The First Step in My Creative Process

Like most occupations, it's helpful to have a process in place as I go about my work. I haven't seen many creatives approach this subject, so I thought it might be helpful to spend the next few weeks sharing my own creative process. While my method may not work for everyone, my hope is that these posts will encourage you to streamline your own process and think through the steps you take as you go about your work. (Why is it important to have a process? Find out in last week's post!)

Visual Communication Design. I always wondered why they changed a simple, common name like "Graphic Design" to an unrecognizable name with so many syllables. I feel the need to explain myself when I tell people that my degree is a Bachelor of Fine Arts in Visual Communication Design, so I end up bypassing it all and sticking to what everyone is already familiar with: "I have a degree in graphic design."
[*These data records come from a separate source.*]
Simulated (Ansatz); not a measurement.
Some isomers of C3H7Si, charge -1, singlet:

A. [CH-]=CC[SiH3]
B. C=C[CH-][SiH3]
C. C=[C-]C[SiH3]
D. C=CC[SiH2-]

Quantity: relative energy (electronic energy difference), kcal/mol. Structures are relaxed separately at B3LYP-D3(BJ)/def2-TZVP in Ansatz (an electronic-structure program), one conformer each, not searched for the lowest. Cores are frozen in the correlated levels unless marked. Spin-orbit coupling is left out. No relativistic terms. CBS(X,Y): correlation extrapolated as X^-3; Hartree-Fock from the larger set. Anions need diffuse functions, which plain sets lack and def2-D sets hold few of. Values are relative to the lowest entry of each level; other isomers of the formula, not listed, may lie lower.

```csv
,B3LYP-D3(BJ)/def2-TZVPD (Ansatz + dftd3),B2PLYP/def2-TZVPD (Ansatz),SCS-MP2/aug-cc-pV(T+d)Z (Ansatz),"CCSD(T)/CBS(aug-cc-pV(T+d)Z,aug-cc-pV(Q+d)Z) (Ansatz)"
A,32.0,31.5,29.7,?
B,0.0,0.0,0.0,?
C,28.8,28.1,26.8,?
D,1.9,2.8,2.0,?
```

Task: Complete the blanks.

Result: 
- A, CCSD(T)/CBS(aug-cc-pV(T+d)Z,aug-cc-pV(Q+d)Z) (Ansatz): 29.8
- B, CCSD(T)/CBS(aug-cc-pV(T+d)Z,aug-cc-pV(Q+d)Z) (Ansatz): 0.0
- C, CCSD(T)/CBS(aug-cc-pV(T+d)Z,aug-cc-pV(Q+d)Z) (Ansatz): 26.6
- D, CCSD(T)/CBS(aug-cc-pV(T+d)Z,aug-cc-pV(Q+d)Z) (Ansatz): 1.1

But the longer I'm in this field, the more I see that the name is a perfect fit. Graphic design isn't only about creating pretty things (although that's definitely one my goals as a designer); it's about problem solving to visually communicate an idea.

Clients come to me with problems: they don't have a website for their business, their current logo and website don't accurately capture the mission of their company, they're narrowing their focus and they want their brand to reflect their change in direction, etc. In order to solve their problems, visually communicate their ideas, and meet their needs, I have to clearly understand what their needs are. Which brings me to step 1 of my creative process...

Defining the Problem

It seems so simple, doesn't it? But if I miss this step, I miss the boat. If I don't clearly define the problem and communicate with my client before I put pen to paper, I will end up with 10+ revisions and an unhappy customer down the road. I have to have a good understanding of what the client's goals and expectations are in order to deliver a brand that accurately displays their business.

What does this look like?

Like most designers, I meet with my clients in person or by Skype for an initial consultation to discuss their project. This usually involves many questions, some clarification, and a lot of listening. I start by asking questions about their business before I begin asking about their design needs. What is the purpose and mission of your business? How did you get started? Who is your ideal customer? What are your business goals? Then I move onto more specific questions: What are you looking for in terms of design? What are some keywords that come to mind when you envision your new brand and website? While I listen to the answers, I jot down lots and lots of notes on my Client Detail sheet. I keep those notes nearby and refer back to them when I move into the next step of my process (more on that next week!)

Many designers create a creative brief after they meet with a client to compile their notes and nail down project goals. A creative brief is a usually a single-page document that outlines the purpose and expectations of a project, and it's a great way to make sure that you and your client are on the same page. (Visit this great article for more insight into creative briefs.)

Communication is fundamental in my design process and in my occupation. In order to visually communicate an idea through design, I have to define the problem and know who and what I'm designing for. 

What could this step look like for you?

Whether you're an engineer, teacher, hairstylist, bank teller, photographer, or even a student, chances are your first step deals with some sort of problem solving and communication. So what could this step look like for you? What tips and advice have you found helpful for clearly communicating and documenting expectations with your clients and coworkers?